There is no common international method for alien species assessments. The EU has just sent out a call for tenders concerning a “Framework for the identification of invasive alien species of EU concern”.

“We hope that EU finds our work interesting. We have established a sound scientific methodology, and find that the results are well received by the end-users”, says Ivar Myklebust, NBICs Director.

Results and black-listed species

Norway's first official foray into evaluating the impacts posed by alien species was with the publication of the 2007 Norwegian Black List by the Norwegian Biodiversity Information Centre. Only 217 species were assessed in this first effort.

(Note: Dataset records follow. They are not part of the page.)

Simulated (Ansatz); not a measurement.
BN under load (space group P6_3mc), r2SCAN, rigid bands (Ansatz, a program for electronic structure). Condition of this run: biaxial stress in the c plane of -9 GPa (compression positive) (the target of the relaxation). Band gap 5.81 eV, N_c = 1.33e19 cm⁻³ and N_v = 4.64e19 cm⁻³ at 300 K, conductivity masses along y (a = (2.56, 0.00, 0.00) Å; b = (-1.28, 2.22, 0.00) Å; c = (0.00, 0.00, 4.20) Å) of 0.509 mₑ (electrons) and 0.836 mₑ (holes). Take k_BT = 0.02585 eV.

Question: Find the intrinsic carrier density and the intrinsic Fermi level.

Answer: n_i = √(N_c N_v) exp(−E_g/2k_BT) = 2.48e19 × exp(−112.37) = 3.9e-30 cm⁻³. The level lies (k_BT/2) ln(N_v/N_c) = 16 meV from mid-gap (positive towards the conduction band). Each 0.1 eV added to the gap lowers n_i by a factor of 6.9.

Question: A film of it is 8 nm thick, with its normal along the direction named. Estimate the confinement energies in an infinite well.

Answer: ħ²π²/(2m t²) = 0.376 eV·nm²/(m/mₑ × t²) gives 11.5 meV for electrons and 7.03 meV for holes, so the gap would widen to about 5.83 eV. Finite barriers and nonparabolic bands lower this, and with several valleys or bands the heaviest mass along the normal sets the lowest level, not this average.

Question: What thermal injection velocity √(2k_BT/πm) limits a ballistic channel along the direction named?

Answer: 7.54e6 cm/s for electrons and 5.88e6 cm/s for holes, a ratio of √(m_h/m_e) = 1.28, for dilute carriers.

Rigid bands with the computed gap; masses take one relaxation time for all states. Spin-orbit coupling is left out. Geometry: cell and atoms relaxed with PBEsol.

The new publication Alien Species in Norway – with the Norwegian Black List 2012 includes impact assessments for all 1180 known reproducing alien species in Norway.

The 217 species assigned to the two highest impact categories – severe and high impact – are on Norway’s Black List of alien species. The work also includes information on the 1140 non-reproducing species known from Norwegian territories, including Svalbard, as well as data on distribution and pathways (vectors) into Norway.

The development of the new methodology was spearheaded by Professor Bernt-Erik Saether and Dr. Hanno Sandvik at NTNU's (CCB, now the Centre for Biodiversity Dynamics, CBD) and was fine-tuned in cooperation with a coalition of researchers from different institutions in Norway and staff from the Norwegian Biodiversity Information Centre.